RIO DE JANEIRO, BRAZIL – The Inter American Press Association (IAPA) on Tuesday (30) expressed its concern over the “derogatory statements against the media” made by the president of Peru, Pedro Castillo, whom it called upon to “abandon his attitude of silence” against journalists, to whom he has not given interviews since he took office.

The organization, based in Miami (USA), recalled that last week during a visit to the city of Arequipa, the second most important city in the country, Castillo “threatened” not to grant official advertising to the media that “distort reality”.

Read also: Check out our coverage on Peru

The president, who is facing an impeachment motion filed by the opposition in the Peruvian Congress, added that the media sell their pro-government editorial line in exchange for being assigned “budget”.

“President Castillo has been reinforcing the tendency that his government officials limit the access of journalists, media, and citizens to information of public interest and do not grant interviews,” said IAPA representatives.(Photo internet reproduction)

These statements prompted the Peruvian Press Council and the National Radio and Television Society to deny that the media “have conditioned their position or editorial line to the investment in advertising made by the State”. They pointed out that State advertising represents 5% of their total income.

IAPA President Jorge Canahuati and the chairman of the IAPA’s Committee on Freedom of the Press and Information, Carlos Jornet, stressed that government advertising should not be a “government tool to reward or punish critical media or journalists,” and on the contrary, should be “administered with transparency and technical and efficiency criteria”.

“The Peruvian Congress must legislate and regulate how several governments have been using public funds for their benefit and discriminating with official advertising against those media that they consider critical,” they jointly declared in a communiqué.

The IAPA described as a “corrupt practice” the discriminatory handling of official advertising by governments, “both through the misuse of public resources and in an attempt to influence the editorial decisions of the media.

Likewise, and as it had already pointed out in a resolution on official advertising, it condemned the media and journalists who “benefit from these irregular and illegitimate practices or even become accomplices through their conduct.

The IAPA alluded to the Declaration of Principles on Freedom of Expression of the Inter-American Commission on Human Rights, which states that “the arbitrary and discriminatory allocation of official advertising… based on its informative lines, violates freedom of expression.”

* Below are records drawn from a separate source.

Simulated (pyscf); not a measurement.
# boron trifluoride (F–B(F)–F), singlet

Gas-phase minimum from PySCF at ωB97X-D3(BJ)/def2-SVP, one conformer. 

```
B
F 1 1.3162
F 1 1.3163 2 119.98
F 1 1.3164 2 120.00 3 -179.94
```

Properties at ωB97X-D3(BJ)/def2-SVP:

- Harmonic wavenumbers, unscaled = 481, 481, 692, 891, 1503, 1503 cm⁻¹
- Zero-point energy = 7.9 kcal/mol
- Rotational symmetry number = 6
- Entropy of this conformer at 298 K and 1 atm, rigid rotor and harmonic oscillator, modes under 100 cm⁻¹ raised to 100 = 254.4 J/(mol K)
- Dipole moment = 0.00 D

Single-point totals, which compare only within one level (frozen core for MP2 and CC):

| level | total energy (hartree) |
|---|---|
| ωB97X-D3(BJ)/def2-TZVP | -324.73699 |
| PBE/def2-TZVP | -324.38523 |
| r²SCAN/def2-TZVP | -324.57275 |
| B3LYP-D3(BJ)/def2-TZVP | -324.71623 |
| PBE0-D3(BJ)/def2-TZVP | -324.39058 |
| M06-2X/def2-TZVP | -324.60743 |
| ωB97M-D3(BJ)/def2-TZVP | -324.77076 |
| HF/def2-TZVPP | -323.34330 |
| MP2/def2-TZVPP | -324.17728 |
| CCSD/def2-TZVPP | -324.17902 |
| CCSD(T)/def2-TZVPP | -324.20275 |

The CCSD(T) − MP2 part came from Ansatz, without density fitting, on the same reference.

Canahuati, executive president of Grupo Opsa (Honduras), and Jornet, director of the newspaper La Voz del Interior (Argentina), both expressed their concern at the “secrecy of President Castillo towards journalists and the media” since he began his term in office last July.

“The president has been reinforcing the tendency that we denounced in our most recent report on press freedom in Peru, that Castillo and his government officials limit the access of journalists, media, and citizens to information of public interest and do not grant interviews,” they said.